Taylor peaked in 1992 and has 113,137 total SSA bearers — one of the largest counts in this ranking range. At rank #667, it now sits at an unusual position: once a top-10 name for both boys and girls, it's become predominantly female in perception while remaining a legitimate choice for boys who want a name with genuine unisex credibility.
The Tailor's Trade and Its English Roots
Taylor comes from the Old English occupational surname for a tailor — one who cuts and sews cloth, from the Anglo-Norman tailleur. Occupational surnames that became given names (Cooper, Mason, Hunter, Taylor) went through a consistent arc in American naming: masculine surname to unisex given name to, in some cases, predominantly female territory. Taylor followed that path precisely, and it's one of the clearest examples of how American naming can shift a name's gender associations within a generation.

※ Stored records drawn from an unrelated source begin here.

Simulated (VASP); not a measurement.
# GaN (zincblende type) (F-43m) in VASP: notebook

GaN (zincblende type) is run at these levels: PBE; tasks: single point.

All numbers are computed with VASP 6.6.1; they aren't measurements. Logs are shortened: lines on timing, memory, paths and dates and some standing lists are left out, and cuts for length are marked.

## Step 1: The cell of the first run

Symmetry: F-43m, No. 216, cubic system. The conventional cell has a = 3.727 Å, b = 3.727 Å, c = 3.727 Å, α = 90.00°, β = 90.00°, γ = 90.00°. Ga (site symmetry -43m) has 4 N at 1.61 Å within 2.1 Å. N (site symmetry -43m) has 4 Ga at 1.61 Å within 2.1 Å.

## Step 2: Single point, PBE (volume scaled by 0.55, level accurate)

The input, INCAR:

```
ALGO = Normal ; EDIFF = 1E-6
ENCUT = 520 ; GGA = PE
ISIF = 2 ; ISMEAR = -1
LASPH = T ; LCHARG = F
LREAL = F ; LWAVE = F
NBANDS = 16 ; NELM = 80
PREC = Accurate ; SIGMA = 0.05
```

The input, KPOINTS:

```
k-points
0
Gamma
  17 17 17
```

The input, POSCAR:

The Boys' Version Still Has a Case
Taylor for a boy carries a different read than Taylor for a girl — less pop-music, more quiet confidence. Boys named Taylor in the 1990s are now entering their thirties as doctors, architects, and executives, and the name wears cleanly into professional contexts. The gender-neutral credential is real, not aspirational: Taylor has enough SSA history on the boys' side to qualify as a genuine option, not just a reclaimed one.
Is the Cultural Association Too Strong Now?
The relevant counter is whether the Taylor Swift era has permanently shifted the name's gender perception. That association is enormous and ongoing — it's difficult to name a boy Taylor without that conversation arising at some point. Families who are entirely comfortable with that dynamic will find the name works fine; families who want more gender-unambiguous territory might find Tyler or Talon offers a cleaner path. The SSA rankings show Taylor still registered for boys in meaningful numbers as recently as 2024.